Do You Really Need a DMP?

If you’ve been offered a DMP, this may, or may not, be a good thing. It depends on your individual situation and your specific needs; there is no one-size-fits all approach.

Debt Management Plan

So what is a DMP anyway?

Well, DMP simply stands for “debt management plan”. These are completely informal arrangements between a person who finds his / herself in more debt than is comfortable – and his or her creditors.

Often, those creditors accepted reduced interest rate payment terms on a debt management plan because they’re keen to realise something back on their credit.

They realise that with more drastic actions such as an individual voluntary arrangement (or “IVA”) or with bankruptcy, they may not see any return on the monies they’re owed.

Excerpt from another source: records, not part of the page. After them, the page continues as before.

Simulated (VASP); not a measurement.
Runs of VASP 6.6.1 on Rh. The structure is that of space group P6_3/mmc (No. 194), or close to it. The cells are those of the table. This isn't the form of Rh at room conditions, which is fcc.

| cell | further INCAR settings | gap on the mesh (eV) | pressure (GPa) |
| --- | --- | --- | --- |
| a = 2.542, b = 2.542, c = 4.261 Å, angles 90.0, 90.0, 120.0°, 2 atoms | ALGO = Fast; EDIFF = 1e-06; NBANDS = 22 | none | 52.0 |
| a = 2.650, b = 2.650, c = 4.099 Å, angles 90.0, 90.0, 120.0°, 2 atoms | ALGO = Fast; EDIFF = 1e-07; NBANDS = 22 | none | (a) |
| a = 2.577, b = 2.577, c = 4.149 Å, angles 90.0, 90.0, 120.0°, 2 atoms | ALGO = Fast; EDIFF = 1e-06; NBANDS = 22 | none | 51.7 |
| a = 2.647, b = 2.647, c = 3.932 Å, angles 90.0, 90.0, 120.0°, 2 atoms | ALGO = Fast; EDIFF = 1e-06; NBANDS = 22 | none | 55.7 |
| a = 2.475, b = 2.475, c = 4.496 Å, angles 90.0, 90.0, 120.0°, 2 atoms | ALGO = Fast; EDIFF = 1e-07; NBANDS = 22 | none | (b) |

The main aims and objectives of any debt management plan are to consolidate all creditors together and to then make pro-rata payments. The indebted person is then, in theory, more able to make affordable debt repayments on a regular basis.

They’re also designed to help keep creditors generally well- informed and to keep the two-way lines of communication open.

Obviously, the ultimate aim is to get interest payments reduced and maybe stopped altogether. Also, a DMP should stop any threatening letters / phone calls and should halt any further legal action. And the ultimate aim is usually to lengthen the term of the debt, but also to pay it off in full.

In today’s tough economic climate, more people than ever are struggling with insurmountable debts. If you’re one of them, it’s always better to take action quickly.

There are many steps you can take depending on the nature and amount of your debts and any assets you have to set against these debts. But the important single most important thing is to face up to the problem and take immediate action to combat your difficulties.

A DMP is one potential solution to the spectre of unmanageable debt. It can be very helpful for people struggling to pay monthly payments on credit cards and loans whilst still offering a reasonable degree of flexibility.

The most appealing thing about a debt management plan for many people is that someone else will talk to creditors on your behalf.

Also, a debt management plan is very private; you don’t go on an official register and your assets aren’t usually looked at.

Your representative will also negotiate one affordable monthly amount to your creditors. These payments will be based on your income, but none of your debts are actually written off. Instead, interest payments are usually stopped.

Be wary of which company you choose to organize your debt management plan as some charge extremely high fees both up-front and monthly.

If you pay for the plan around 15% is about average for a monthly payment to the company running the plan. And if the company doesn’t charge you, question how they make their money; i.e. is it via donations from creditors? In which case – are they really acting in your best interests?

A DMP can be a great tool if your debts seem insurmountable – but aren’t completely so in practice.